Is the US economy lost?

 

The questions are simple, but the answers they invoke may be extremely complex!

1) What should the U.S. do in order to recover from that fraudulent Derivatives Market that got us here in the first place?

2) Is there a way to save the economy to prevent a depression, and what would it take?

3) Are there other imminent crises approaching, and will those crises have the potential to totally disfigure our economy forever?

Robert David Steele Vivas. 

“Restore integrity to the electoral system and thence to governance. That is why I ran for President briefly (see We the People Reform Coalition for the obvious ideas — all it takes is intelligence with integrity), and why I personally checked out every other Presidential candidate. Ron Paul and Dennis Kucinich are “controlled opposition” and used to keep the honest inside the corrupt party walls.

The USA is a two-party tyranny, and what I discovered is that not a single other “third party” candidate — Rocky Anderson, Gary Johnson, Jill Stein specifically — was willing to join a coaliton of “all of us” demanding electoral reform — they are all still wrapped up in their smaller egos and identities.

As best I can tell, the fix is in, the election will be stolen nine different ways, but Obama has received a deal an order of magnitude better than the deal Al Gore accepted to roll over and play dead in 2000, so odds are that Obama will be going back to Chicago in January 2013.  I had really thought Cheney would wake everyone up — yet here today, 935 documented lies later, the neocons are alive and well.

I realized Obama was a fraud the moment he appointed Rahm Emanuel as Chief of Staff. The U.S. public is paying the price for allowing itself to be dumbed down and shut out. Occupy had a chance but was very quickly fragmented and bribed into the sidelines. Most if not all of the preconditions for revolution exist in the USA.

If a soccer mom torches herself on the steps of the Capitol, after posting an anguished YouTube, perhaps it will drive the people to the streets, but I have the very uneasy feeling that instead the USA will gradually break up as states and local communities begin to pursue their own resilience strategies, refuse to pay federal taxes, nullify federal regulations [that are really nothing more than a means for Congress to extort money from industries by “exempting” (for a price) or not implementing (for a price)].

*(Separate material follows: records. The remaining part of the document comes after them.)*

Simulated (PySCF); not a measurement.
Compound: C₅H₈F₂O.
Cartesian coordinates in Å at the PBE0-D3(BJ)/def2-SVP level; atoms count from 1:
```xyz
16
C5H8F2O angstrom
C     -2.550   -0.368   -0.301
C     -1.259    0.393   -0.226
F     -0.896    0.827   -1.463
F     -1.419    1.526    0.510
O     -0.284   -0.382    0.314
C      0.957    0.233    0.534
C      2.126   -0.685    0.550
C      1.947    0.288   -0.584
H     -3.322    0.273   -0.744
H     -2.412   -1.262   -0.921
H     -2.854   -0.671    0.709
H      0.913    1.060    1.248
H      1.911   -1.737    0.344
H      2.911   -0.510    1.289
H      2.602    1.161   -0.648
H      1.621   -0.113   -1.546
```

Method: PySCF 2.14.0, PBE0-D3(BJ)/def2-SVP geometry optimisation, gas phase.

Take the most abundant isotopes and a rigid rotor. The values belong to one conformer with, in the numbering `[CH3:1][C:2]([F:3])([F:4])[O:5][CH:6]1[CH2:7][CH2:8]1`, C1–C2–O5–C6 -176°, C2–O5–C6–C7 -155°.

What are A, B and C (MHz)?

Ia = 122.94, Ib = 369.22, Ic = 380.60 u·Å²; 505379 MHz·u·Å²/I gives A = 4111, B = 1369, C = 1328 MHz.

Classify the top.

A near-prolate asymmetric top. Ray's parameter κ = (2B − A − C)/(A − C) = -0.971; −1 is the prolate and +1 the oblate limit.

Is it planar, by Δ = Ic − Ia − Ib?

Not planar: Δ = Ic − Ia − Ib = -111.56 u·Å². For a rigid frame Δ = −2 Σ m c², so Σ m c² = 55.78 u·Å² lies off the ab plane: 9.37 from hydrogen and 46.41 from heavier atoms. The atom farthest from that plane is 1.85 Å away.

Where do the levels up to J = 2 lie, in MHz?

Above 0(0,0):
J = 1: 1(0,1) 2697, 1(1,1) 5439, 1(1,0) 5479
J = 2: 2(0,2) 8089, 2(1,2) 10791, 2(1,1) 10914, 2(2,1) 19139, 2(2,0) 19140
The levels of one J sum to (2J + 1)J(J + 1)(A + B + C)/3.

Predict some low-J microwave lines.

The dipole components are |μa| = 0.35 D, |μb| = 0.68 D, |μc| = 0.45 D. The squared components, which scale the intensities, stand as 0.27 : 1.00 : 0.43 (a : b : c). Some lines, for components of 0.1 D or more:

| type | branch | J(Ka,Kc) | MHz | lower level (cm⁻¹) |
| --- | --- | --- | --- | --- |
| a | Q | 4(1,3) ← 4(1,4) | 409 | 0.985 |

I wrote a piece some time ago, Paradigms of Failure; another author has written a book called The Cheating Culture. The USA has been led astray by two political parties more concerned with keeping power and helping those who funded them loot the public treasury. We have no one to blame but ourselves. The only winner in 2012, regardless of who wins, will the central banks and the private families that they front for.  Only Iceland has it right — put them in jail, wipe the books clean, and start over with transparency, truth, and trust.”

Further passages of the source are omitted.